Large-scale retailers in Zimbabwe are struggling to remain viable due to competition from “tuck shops”, informal shops that sell exclusively in US dollars and do not pay taxes to the government.
According to one of the country’s biggest retail chains, OK Zimbabwe, unregulated informal shops now dominate the retail space.
While larger supermarkets are full of goods, customers prefer to buy products from tuckshops which offer competitive prices compared to supermarkets.
Big supermarkets are forced by the government to price their stock using the official exchange rate, making their prices exorbitant in US dollars.
Added to that, larger supermarkets also pay taxes, rates, and other regulatory fees.
Manufacturers and suppliers now sell their goods directly to informal traders who pay in USD upfront.
OK Zimbabwe, which has over 60 outlets nationwide, says most supermarkets battling for survival.
In a press advertorial for its “DollarDeal” promotion, which seeks to drive sales by offering customers bargain deals for US$1, OK Zimbabwe said:
It has been an interesting watch as perhaps; most formal retailers now are battling for survival. The rise of the unregulated informal operators, who are mostly arbitraging, has caused more headaches than good for the formal guys like OK Zimbabwe, TM Pick n Pay, Gain Cash & Carry and so many more. This has created a whole new spate of dangerously unhealthy competition.

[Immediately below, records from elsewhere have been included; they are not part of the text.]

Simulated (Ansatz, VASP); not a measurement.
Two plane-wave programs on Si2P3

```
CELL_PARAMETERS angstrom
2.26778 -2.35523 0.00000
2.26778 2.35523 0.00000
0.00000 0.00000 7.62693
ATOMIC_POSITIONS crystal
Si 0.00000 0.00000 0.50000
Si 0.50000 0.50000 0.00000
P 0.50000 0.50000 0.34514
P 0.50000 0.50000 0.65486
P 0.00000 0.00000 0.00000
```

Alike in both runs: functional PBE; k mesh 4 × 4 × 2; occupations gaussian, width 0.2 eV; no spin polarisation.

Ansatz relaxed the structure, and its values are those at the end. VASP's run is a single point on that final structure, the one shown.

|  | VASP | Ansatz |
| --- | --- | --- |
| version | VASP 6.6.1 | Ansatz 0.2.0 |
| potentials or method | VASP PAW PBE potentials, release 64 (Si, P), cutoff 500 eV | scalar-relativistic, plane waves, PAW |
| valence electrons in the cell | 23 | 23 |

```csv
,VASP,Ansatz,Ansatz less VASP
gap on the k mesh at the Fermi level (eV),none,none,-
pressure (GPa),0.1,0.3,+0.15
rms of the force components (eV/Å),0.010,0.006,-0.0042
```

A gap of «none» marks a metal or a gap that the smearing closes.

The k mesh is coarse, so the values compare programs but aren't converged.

… In instances where some are paying taxes, some are not. Where some are using the regulated bank exchange rate, some are not, hence causing artificial or distorted price points in the stores.
The informal retailer is infamously using the black-market rate and marks the same products downwards causing “forced death” on the formal retailer.
The retail chain urged the Government to create a level playing field to enable the formal retailer to survive through policy intervention.
It warned that failure to create a level playing field will result in company closures and the loss of jobs.